BILLINGS, Mont. | The oil and gas industry on Thursday challenged in federal court drilling restrictions imposed by the Obama administration to protect a struggling bird that ranges across 11 Western states.
The Western Energy Alliance and North Dakota Petroleum Council said they would ask a U.S. District judge in North Dakota to block sweeping land use plans for the region adopted in September by the Interior Department.
The groups said local and state efforts to prop up populations of greater sage grouse have been effective. Sweeping changes to U.S. Interior Department policies were not needed to ensure the chicken-sized bird’s long-term survival, they said.
Interior Department officials did not immediately respond to requests for comment.
The lawsuit marks the oil industry’s first attempt to undo federal policies that already have drawn opposition from both ends of the debate over the bird.
Administration officials previously have said the new land use plans strike a balance between conservation and economic development. Their adoption was considered key to keeping sage grouse off the endangered species list and avoiding even more severe restrictions on development.

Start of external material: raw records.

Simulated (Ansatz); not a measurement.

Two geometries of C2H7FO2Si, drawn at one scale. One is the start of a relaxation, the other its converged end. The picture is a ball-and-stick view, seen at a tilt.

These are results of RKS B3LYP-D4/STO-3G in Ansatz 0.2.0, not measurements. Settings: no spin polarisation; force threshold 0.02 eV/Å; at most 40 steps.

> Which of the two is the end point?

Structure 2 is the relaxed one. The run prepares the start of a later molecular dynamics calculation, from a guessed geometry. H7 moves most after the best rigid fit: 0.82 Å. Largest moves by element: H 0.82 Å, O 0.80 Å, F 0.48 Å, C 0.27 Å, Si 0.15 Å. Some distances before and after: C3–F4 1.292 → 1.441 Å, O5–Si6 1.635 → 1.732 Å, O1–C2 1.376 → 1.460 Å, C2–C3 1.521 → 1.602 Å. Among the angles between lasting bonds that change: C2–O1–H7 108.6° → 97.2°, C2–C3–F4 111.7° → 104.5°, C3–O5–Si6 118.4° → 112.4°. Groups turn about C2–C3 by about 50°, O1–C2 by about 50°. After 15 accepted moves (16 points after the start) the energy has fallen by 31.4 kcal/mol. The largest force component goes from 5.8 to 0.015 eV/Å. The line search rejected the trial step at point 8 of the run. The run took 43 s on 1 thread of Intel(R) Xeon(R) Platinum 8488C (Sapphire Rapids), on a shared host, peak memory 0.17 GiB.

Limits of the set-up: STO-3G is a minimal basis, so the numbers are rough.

Environmentalists say there are too many loopholes in new rules on oil and gas drilling, grazing and other activities blamed for the bird’s long-term decline.
Mining companies, ranchers and officials in Utah, Idaho and Nevada have argued the rules impede economic development.
Western Energy Alliance Vice President Kathleen Sgamma said Thursday’s lawsuit targets the process by which the government adopted the new rules. Officials did not allow for enough public comment before putting them into place, she said.
“That’s where they’re legally vulnerable,” Sgamma said.
The Interior Department’s land-use plans for Wyoming were excluded from Thursday’s lawsuit. Sgamma said that was because the federal government’s plan largely conformed with the state’s own plan.
The grouse population once was estimated at 16 million birds across North America. It’s lost roughly half its habitat to development, livestock grazing and an invasive grass that encourages wildfires in the Great Basin of Nevada and adjoining states. There are now an estimated 200,000 to 500,000 greater sage grouse.